Calls for Stroud shooting death case to be reinvestigated

Tony Allis
Image caption Tony Alliss died of gunshot wounds near Stroud in 1990, following a long-running boundary dispute

Calls have been made for a new investigation into the death of a man who was shot dead in 1990.

Tony Alliss died of gunshot wounds in woodland near Stroud following a long-running boundary dispute.

A former head of homicide at Scotland Yard reviewed the evidence and said the original investigation was flawed.

Gloucestershire Police said it would act if new and compelling evidence was uncovered but a review last year did not find any.

A judge at Bristol Crown Court ruled in 1991 there was no case to answer and cleared Mr Alliss's neighbours, father and son Terence and Graig Maule, of murder.

A civil claim for damages against them was also rejected.

Former Met Police Cdr Dave Johnston met Mr Alliss's widow Marilyn and brother Bob Alliss at a National Victims' Association conference.

Media playback is unsupported on your device
Media captionDave Johnston said he believed the original investigation was flawed

After reviewing the case, he said he believed things were done "badly or poorly" during the original investigation.

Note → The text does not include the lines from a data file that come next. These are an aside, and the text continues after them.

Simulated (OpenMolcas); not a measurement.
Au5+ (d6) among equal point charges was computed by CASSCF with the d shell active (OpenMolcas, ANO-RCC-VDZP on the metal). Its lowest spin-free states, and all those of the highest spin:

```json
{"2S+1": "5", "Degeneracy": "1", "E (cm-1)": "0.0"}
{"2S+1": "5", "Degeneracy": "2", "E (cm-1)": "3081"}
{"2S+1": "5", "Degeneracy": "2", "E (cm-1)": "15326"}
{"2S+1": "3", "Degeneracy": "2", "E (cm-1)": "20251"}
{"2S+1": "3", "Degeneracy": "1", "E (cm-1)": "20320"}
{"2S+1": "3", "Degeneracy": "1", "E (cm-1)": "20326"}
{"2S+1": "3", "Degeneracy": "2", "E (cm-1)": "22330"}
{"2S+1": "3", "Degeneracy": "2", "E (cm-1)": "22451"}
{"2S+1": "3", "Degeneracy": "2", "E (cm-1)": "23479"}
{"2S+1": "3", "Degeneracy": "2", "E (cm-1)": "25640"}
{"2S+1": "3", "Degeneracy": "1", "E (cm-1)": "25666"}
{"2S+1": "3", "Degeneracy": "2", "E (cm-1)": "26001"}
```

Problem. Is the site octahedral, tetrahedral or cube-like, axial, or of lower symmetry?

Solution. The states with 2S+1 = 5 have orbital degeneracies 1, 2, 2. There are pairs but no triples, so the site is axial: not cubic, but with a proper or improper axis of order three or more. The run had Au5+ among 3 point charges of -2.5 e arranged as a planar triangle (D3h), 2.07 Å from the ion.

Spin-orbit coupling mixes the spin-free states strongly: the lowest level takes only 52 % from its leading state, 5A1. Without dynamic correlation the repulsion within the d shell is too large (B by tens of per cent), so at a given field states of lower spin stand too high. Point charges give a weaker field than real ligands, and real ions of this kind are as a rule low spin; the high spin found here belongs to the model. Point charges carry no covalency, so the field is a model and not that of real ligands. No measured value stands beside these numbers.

"A number of things should have been done that weren't done," he said.

"That's around forensics, tracing of potential witnesses and narrowing down whether or not anybody else was involved."


A new prosecution can only happen if evidence is uncovered that was not available at the time of the original trial.

Mr Alliss's family said their independent post-mortem examination showed he was holding his arms up in self-defence when he was shot, and claimed this was evidence enough.

His brother Bob Alliss said: "It was discussed in the mortuary that Tony was shielding his face with his arms, and none of that has ever come to the fore.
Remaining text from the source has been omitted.